Through out the morning, the children were not only able to take a ride in a Wildcat plane, but they also learned about unmanned aircraft systems and participated in a virtual paint lab and machining and design labs.

The program first launched in Toulouse, France, Airbus’ hometown, in 2011 in connection with a local United Way and then branched out to Wichita in 2013.

Topflight: K-State Salina Flight Team wins Loening Trophy at nationals, places 13th overall

The Kansas State University Salina Flight Team has landed the prestigious honor of being recognized as the most outstanding all-around aviation program in the country — and has the trophy to prove it.

For the first time in school history, the K-State Salina team was awarded the Loening Trophy at the National Intercollegiate Flying Association’s SAFECON National Championship, May 12-17, in Columbus, Ohio. The team finished 13th overall at the event.

The trophy, called the oldest and most elite of all collegiate aviation awards, was created by aviation pioneer and inventor Grover Loening and is presented annually to the aviation program that demonstrates its overall excellence. The trophy was first presented — to Harvard University — in 1929, with aviation greats Amelia Earhart and Charles Lindbergh among the judges.

Some members of the Kansas State University Salina Flight Team pose with their awards at the National Intercollegiate Flying Association's SAFECON National Championship. Back row, from left: Alex Osborn, Trevor Henson, Bert Hutchison and faculty adviser Tom Karcz; and front row, from left: John Snyder, Shane Richardson, Ian Barnhart, Taylor Spangler and Tosh Taylor.

“The moment our name was called was absolutely surreal, and on top of that, we were given a standing ovation,” said Tom Karcz, assistant professor of aviation and K-State Salina Flight Team faculty adviser. “The Loening Trophy is a piece of history and we can’t wait to display it on the Salina campus.”

The trophy is made of Tiffany’s pure silver and is uninsurable and irreplaceable. It will be hand-delivered to the campus where it will remain until next year’s national competition.

In October 2013, the K-State Salina Flight Team won its National Intercollegiate Flying Association SAFECON regional for the first time in school history, competing against programs including the University of Oklahoma, Oklahoma State University and the University of Nebraska, Omaha. The top three teams from each regional were then invited to participate at nationals. The national championship consisted of a variety of tests both on the ground and while flying, including landing a plane accurately, navigating a flight plan and attempting to hit a target while dropping an item from the air.

“The team members put their noses to the grindstone and started studying early on in the semester,” said Ian Barnhart, junior in professional pilot, Lancaster, Pennsylvania, and team captain. “There were even a few nights we were up very late working in the hotel lobby. Obviously everyone’s dedication paid off, and I’m very proud of what we accomplished.

The team has 18 members, with 12 members for the competition team after a try-out process.

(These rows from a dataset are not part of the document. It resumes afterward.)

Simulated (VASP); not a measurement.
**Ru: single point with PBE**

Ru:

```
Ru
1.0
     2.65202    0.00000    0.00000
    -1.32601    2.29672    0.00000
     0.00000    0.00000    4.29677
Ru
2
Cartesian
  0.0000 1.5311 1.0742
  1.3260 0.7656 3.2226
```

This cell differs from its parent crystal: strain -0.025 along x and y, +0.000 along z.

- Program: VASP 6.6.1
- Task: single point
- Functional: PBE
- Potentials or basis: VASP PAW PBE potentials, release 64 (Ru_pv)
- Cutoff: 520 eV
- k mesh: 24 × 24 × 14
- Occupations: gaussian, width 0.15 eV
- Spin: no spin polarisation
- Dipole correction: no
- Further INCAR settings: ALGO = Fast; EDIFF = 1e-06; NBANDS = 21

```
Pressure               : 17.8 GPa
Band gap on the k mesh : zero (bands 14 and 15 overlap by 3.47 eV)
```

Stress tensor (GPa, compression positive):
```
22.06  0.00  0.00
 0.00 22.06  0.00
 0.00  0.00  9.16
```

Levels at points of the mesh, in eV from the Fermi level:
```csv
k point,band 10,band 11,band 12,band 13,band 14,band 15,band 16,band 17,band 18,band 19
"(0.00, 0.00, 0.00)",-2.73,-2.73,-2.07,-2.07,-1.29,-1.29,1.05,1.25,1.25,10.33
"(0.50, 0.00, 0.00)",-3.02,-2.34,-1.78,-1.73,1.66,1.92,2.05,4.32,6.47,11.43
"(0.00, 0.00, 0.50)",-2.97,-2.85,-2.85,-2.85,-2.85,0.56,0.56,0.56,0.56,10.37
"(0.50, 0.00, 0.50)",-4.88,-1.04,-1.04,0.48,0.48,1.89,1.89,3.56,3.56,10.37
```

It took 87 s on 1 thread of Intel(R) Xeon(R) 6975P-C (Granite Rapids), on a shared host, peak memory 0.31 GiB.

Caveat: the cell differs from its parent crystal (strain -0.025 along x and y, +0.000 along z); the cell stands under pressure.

While the National Intercollegiate Flying Association SAFECON National Championship is primarily an opportunity for universities to send their best and brightest aviation students to demonstrate their knowledge and training, it also gives the competitors a chance to think about the future.

“This event isn’t just about titles and trophies. It gave our students the opportunity to network with fellow competitors and potential employers,” Karcz said. “Aviation organizations and companies from across the nation attend, too, and one of our team members even had a job interview while we were there.”

Along with Barnhart, members of the K-State Salina Flight Team, all professional pilot majors, who competed at nationals and their individual placings, if earned, included:

Martin Harvey, junior, Andover; Taylor Spangler, junior, Andover, seventh in the power off landing event and 12th in short-field landing event; Tosh Taylor, senior, Riley, 17th in the ground trainer event; Alex Zinser, junior, Roeland Park; John Snyder, senior, Salina, first in the certified flight instructor event; Cameron Calvert, senior, Wichita; and Bert Hutchison, senior, Wichita, sixth in the crew resource management and line oriented flight training event and seventh in the IFR simulator event.

Tyler Thull, junior, Fort Collins, Colorado; Trevor Henson, senior, Dunlap, Illinois, sixth in the crew resource management and line oriented flight event; Alex Osborn, sophomore, Newton, Iowa; and Shane Richardson, senior, Albuquerque, New Mexico.

Along with competing annually, flight team members also use their club as way to give back to the community and to connect children with aviation. Throughout the year the team is a part of several events like the All-University Open House and Candy Canes and Airplanes. It also conducts two aviation camps in the summer for kids.

The flight team received support throughout the year from the K-State Salina aviation department; the K-State Salina Student Governing Association; Verna Fitzsimmons, CEO and dean of K-State Salina; individual donors; and a variety of corporations.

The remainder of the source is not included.